Still Lives
Performance Installation Series
Artists: Luke George and Daniel Kok
With various collaborators and participants across the series and locations
Recipient of two 2022 Green Room Awards (Melbourne) - Contemporary & Experimental Performance: Outstanding Achievement + Design & Technical Achievement
Still Lives is a performance-installation series that captures (with ropes) significant moments or movement in relation to specific cultural contexts. Each edition of Still Lives is a durational, site-responsive and context-specific process of binding cultural objects in their place. This allows new conversations to emerge and unveils narratives about local history, political tensions, social connections and personal attachments. So far, the series has included:
Still Lives: Melbourne
Presented at National Gallery of Victoria for Rising Festival 2022
Five Australian Rules players transformed into living sculptures, in which a spectacular mark by footy legend and proud Noongar man Andrew Krakouer was recreated as a suspended tableau. As spectators gathered in the National Gallery of Victoria for the Rising Festival 2022, the powerful influence of football in the cultural life of Melbourne became an object of interrogation.
Still Lives: Auckland
Presented by the F.O.L.A. - [AKL], 2024
In Town Hall of Tāmaki Makaurau Auckland, eight female rugby players were bound together to re-create one half of an interlocking scrum. Urgent issues, such as sexism, racism, homophobia and transphobia within sporting culture are also revealed through the knotty negotiation between bodies.
Still Lives: Fremantle
Presented by the Fremantle Biennale 2023 SIGNALS
Looking to maritime past and histories of imprisonment of a key naval port in Australia, whilst out at sea, sailing towards Walyalup / Fremantle from the direction of Wadjemup / Rottnest Island, a bugle player was suspended between the masts of a 130 year old pearl lugger. As the ship entered the Fremantle Fishing Boat Harbour at sunset, the bugler performed The Last Post, an international anthem for remembering and rest.
Still Lives: Venice
Presented by La Biennale di Venezia, Biennale Danza, 2019
For the 2019 Venice Biennale, a gondola and gondolier were tied together using 1km of locally made jute rope. With its relationship to water and boats, rope is an ever-present material in Venice. Before it became a central venue for the Biennale, the Arsenale also housed the making of rope for its naval fleet. This durational performance-installation took place in a public square on Via Garibaldi, in front of the Giuseppe Garibaldi Monument.
Photography:
Still Lives: Melbourne
images: Tim Carrafa, Michelle Li, and Gregory Lorenzutti
Still Lives: Auckland
Images by Jo Caird
Still Lives: Fremantle
Video stills Kitecast Media
Still Lives: Venice
Images Lucio Fiorentino
"A near spiritual experience today watching the kind of art that moves you in ways you can’t quite find the words to express. In a city where football is a religion it was fitting that art should intersect so powerfully with sport in the Still Lives installation as part of RISING.

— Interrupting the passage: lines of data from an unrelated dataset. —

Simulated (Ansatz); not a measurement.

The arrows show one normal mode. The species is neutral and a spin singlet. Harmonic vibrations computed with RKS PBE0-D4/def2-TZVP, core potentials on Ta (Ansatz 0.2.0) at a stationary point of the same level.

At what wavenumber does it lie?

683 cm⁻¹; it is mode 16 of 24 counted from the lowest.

Only in Melbourne could you bind five footy players with rope and suspend them in mid-air in the NGV’s Great Hall to recreate a famous mark of the year – Andrew Krakouer’s 2011 hanger in a game between Collingwood and Adelaide.
The players re-enacting it, represented a range of diverse groups the AFL hasn’t historically treated well – women, Indigenous players, and trans and gay footballers. The living sculpture they created over three hours was a breathtaking representation of the complex power dynamics at play in Australia’s national sport and the work it still has to do to tackle sexism, racism, transphobia and homophobia.
It was an intensely emotional experience and it reminded me of how important art is in challenging and changing cultures, making us feel and making us think, and being the spiritual balm for the soul we have all sorely missed these past few years.”